The working life of a writer is solitary. You sit alone in a room, hour after hour, day after day, and you create pages. It takes years to write a book (five years, for me, is about the minimum on a complex nonfiction project), and once that book is finished, tangledPile330edited, revised, fact-checked, printed, and published, the extrovert part of the job begins. If you’re lucky, people invite you to talk about what you’ve written. And you do that, because, extrovert or introvert, you want folks to buy the book and read it. Social media and public radio and podcasts are nowadays hugely significant dimensions of book promotion; among the nice things about them is that they don’t require you to leave home. But the book tour in its classic form—get on a plane, go to a series of cities, do interviews in person, speak at a bookstore, sign copies—is still an important element too.

My new book, The Tangled Tree: A Radical New History of Life, has just been published (August 14, 2018) by Simon & Schuster. So here I go. For those of you who might be interested:

Last week I began the effort by taping an interview with Scott Simon, for his Weekend Edition Saturday show at NPR. Who wouldn’t want to exchange thoughts with this astute and companionable radio man? Scott was so nice as to say, before we started recording, that the book had changed the way he sees life on Earth. The interview ran on Saturday, August 11, and is archived here: https://www.npr.org/2018/08/11/637780618/understanding-horizontal-gene-transfer-in-the-tangled-tree

Now the travel begins, intermittent over the next month or two while I continue on work another National Geographic story and try also to live life.

Washington, DC: I’ll be at Politics & Prose, a famous bookstore on Connecticut Ave., on Wednesday evening, August 15, at 7 pm.

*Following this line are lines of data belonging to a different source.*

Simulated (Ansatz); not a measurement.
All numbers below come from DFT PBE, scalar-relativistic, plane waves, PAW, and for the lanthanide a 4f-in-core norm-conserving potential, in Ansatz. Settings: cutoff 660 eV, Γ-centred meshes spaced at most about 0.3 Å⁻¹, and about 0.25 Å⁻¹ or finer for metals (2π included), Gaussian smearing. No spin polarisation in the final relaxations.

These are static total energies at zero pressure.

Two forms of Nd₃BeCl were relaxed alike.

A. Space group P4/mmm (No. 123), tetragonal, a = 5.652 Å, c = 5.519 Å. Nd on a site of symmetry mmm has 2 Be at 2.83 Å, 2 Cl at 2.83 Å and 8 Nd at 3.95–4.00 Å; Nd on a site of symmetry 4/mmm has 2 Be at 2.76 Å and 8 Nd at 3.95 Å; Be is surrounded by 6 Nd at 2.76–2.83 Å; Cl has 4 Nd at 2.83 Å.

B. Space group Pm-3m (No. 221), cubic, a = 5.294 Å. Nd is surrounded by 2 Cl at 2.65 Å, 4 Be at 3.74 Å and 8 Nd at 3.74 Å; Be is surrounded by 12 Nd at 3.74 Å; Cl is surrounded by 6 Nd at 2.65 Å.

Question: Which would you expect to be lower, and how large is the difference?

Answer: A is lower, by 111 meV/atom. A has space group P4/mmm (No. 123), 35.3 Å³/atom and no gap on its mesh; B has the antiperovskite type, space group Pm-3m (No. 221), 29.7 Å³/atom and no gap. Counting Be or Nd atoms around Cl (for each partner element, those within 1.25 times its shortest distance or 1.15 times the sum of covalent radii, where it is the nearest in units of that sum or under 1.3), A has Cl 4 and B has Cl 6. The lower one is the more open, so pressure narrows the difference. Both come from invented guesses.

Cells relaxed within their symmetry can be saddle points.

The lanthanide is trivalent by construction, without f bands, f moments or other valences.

Chicago: Next day I’ll scoot up there, in time for an event at the American Writers Museum, 180 N. Michigan Ave., at 6:30 pm. Annie Minoff, of the Science Friday team, will interview author Sy Montgomery and me about the craft of science writing. The following day, from a studio still in Chicago, I’ll talk with Science Friday host Ira Flatow, for a live segment of the show airing that afternoon.

Back to Bozeman: an event at my faithful home-town independent, The Country Bookshelf, on August 22 at 6 pm.

Then to Livingston, Montana: home of many of my writer friends, including those who run Elk River Books, where I’ll do a talk and signing on August 23, at 7 pm.

Missoula the following week: Fact & Fiction, another fine independent, on August 30, a Thursday, again at 7 pm. (This bookstore is a short walk from The Depot restaurant, on Railroad Street, where I worked as a bartender in 1975-76. Just FYI, in case you’re hungry or thirsty after my presentation. Tell ‘em DQ sent you. Any employee under the age of 60 will say: Who?)

In September, after the summer and the Beach Reading season have officially ended, I’ll be doing more travels to distant cities, including Seattle (Town Hall), Portland (Powell’s Books), and elsewhere. More on those visits, places, and venues closer to the time. Somebody, some crotchety writer, once said: The only thing worse than being asked by your publisher to do a book tour is not being asked to do a book tour. But I’ve got a sort of extrovert hiding inside my writerly introvert, and I enjoy meeting people—such as you—who deeply appreciate books, and who recognize that nonfiction writing, though ever responsible for accuracy, is also, like fiction, an imaginative art.